October 15, 2006

Orhan Pamuk and the Moral History of the Nobel Prize

I've started reading this year's Nobel Prize Winner Orhan Pamuk's Snow. It is a highly engrossing, enormously provocative novel of real beauty. The set-up is audacious: a moderately well-known Turkish poet returns from a self-imposed exile in Germany to a desolate corner of Turkey, where he hopes both to marry his college crush and to investigate a rash of suicides of young women, many of whom have ties to political Islam. He is marooned there by a huge snowstorm, and then it sort of turns into a collaborative project between Bahman Ghobadi and David Lynch. It's fantastic.

I also ran across a really interesting article in Salon about the moral histories of some of the past recipients of the Nobel Prize for literature. While we all now know about Gunter Grass and the Waffen-SS, I was surprised to find out that so many other winners had very checkered pasts, including, I was shocked to find out, Pablo Neruda.
The most shameful (and least known) episode, however, concerns Neruda, a lifelong, unrepentant Stalinist. During his stint at the Chilean Embassy in Paris dealing with asylum applications from Spanish Civil War refugees, Neruda is said to have heavily favored those who shared his hard-line beliefs when it came to issuing visas. One wonders how many of the rejected perished in concentration camps or wound up as slave laborers under Nazi and Vichy rule. There's also the little matter of Neruda's aiding and abetting under diplomatic cover an unsuccessful assassination attempt on Trotsky in Mexico in 1940, an action he defended his entire life.
Knut Hamsun gave his Nobel medal to Goebbels, Luigi Pirandello joined the Fascists early on, Wole Soyinka refused to stage a play of Animal Farm as it was anti-Stalinist, Jacinto Benevente and novelist Camilo José Cela collaborated with Franco, and Mikhail Sholokov was a plagiarist and a Stalinist shill.

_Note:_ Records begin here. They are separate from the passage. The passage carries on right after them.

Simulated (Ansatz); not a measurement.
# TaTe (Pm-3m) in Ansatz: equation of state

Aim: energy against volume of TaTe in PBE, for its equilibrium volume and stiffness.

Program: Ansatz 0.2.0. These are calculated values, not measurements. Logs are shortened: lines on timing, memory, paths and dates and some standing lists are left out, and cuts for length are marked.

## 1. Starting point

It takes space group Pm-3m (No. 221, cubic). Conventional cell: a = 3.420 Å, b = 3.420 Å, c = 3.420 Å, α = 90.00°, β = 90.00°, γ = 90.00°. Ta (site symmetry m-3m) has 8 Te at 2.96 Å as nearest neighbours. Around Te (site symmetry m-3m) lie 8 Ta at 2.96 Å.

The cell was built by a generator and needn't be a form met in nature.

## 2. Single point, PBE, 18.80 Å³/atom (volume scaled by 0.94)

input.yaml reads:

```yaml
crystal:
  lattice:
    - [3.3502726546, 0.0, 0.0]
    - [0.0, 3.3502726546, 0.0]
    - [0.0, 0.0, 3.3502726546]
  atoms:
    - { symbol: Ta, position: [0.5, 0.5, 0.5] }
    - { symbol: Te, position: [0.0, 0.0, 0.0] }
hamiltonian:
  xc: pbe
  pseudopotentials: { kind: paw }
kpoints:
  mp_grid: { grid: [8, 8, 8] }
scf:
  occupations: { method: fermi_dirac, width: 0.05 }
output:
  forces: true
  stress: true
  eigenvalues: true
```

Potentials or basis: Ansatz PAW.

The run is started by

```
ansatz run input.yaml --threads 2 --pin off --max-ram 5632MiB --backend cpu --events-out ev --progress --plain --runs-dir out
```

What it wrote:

Of course, the committee does keep some people from receiving the prize for certain reasons—Celine and Pound's anti-Semitism was far too well-known to honor them, and Bertolt Brecht cuckolded one of the prize committee members, so you don't see any of their names on the list.

2 comments:

  1. Anonymous11:12 PM

    Fascinating article, thanks for pointing it out. It does not say, however, that Brecht cuckolded a member of the prize committee--only that "his philandering...was rumored to have irked a cuckold who sat on the committee." Do you know something I don't here?

    ReplyDelete
  2. No, i just read that as insinuating that one of Brecht's escapades happened to be the wife of a man on the committee--you're probably right, it was more likely disapproval than actual cuckolding that caused his "irking."